I'm… conflicted about this game. On the one hand, the actual moment-to-moment gameplay is better than it's ever been. It's fast and responsive, the weapon movesets have been streamlined in all the right ways, and the extra mobility you get from the wirebugs is transformative. You can zip all over the landscape, come crashing down on a monster's head, wrap it in wire then ride it straight into a wall. It genuinely makes previous entries in the series look slow and a bit cumbersome in comparison, and the sense of empowerment is huge. It's simplicity itself to find and jump into multiplayer sessions. Even the new Rampage system, a kind of chaotic multiplayer tower defence mode, is pretty fun.
Unfortunately what they've sacrificed in order to make this happen is, well, pretty much everything else. There's almost no Hunting left in this Monster Hunter game. That feeling of being the smallest thing in the ecosystem, of having to prepare meticulously for every hunt, of needing to know your opponent's habits inside-out to stand a chance, of just hanging on in a long and arduous fight… all gone. Now the monsters are marked on the map from the beginning, you can outrun them on your dog, all four players can zip about like Spider-Man and frankly the poor beasts don't stand a chance.

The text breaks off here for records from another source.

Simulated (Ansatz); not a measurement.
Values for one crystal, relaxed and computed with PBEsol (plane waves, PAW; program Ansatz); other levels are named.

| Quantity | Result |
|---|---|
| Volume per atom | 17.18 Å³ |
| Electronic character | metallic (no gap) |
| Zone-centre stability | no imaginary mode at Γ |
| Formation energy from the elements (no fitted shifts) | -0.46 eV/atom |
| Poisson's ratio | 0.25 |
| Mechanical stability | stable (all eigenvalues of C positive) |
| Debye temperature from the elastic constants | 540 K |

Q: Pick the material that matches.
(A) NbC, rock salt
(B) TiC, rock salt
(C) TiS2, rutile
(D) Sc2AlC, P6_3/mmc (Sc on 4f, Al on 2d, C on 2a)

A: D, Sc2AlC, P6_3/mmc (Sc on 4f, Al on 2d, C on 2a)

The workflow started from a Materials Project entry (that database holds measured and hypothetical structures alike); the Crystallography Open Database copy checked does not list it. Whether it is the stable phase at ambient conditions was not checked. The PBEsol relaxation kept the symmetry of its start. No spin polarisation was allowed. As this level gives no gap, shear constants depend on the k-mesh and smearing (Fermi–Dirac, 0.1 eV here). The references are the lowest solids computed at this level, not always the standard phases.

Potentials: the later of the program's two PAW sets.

And that kind of means you don't need to engage with most of the game's other systems either. I don't think I used any inventory items at all apart from potions, antidotes and traps, throughout the entire game. Because I wasn't crafting inventory items, I didn't need to use the extra methods the game gives you of gathering materials, like the Argosy or the Meowcenaries. Because monsters typically went down in less than ten minutes, I didn't need to worry about Stamina. And because the fights were typically pretty easy, I hardly even needed to worry about weapon and armour upgrades: I created one Low Rank and one High Rank armour set focusing on attack and defence, and no more than a couple of weapons, and they saw me through the entire game. Even the amount of parts you need to create gear has been significantly decreased.
So that's really the entire heart of the thing ripped out. It's just become Monster Twatter, where you pick a monster from a menu, button-mash with three other players for ten minutes, then gather your loot. Don't get me wrong, that's really fun in small doses (as I said, the moment-to-moment gameplay is great) but without all the meta stuff to support it and give you reasons to replay monsters, it gets dull pretty fast. I was actively bored during the 7-star hunts - supposedly the game's hardest challenges - just slogging through them in order to get to the final boss. Previous games in the series have never been like that. And I've pretty much rinsed the game in significantly less than half the time I've spent on other Monster Hunter games.
It's not done, at least. Today brings the first major update with several new monsters and a bunch of other additions. Maybe if it gains a much more challenging endgame over time, it'll give people a reason to engage more with the content that's already there (though I fear, like with World, it'll just become an exercise in beating the same handful of Elder Dragons over and over to get the "best" gear). I'm not sure I'll be back though, at least not until an expansion drops.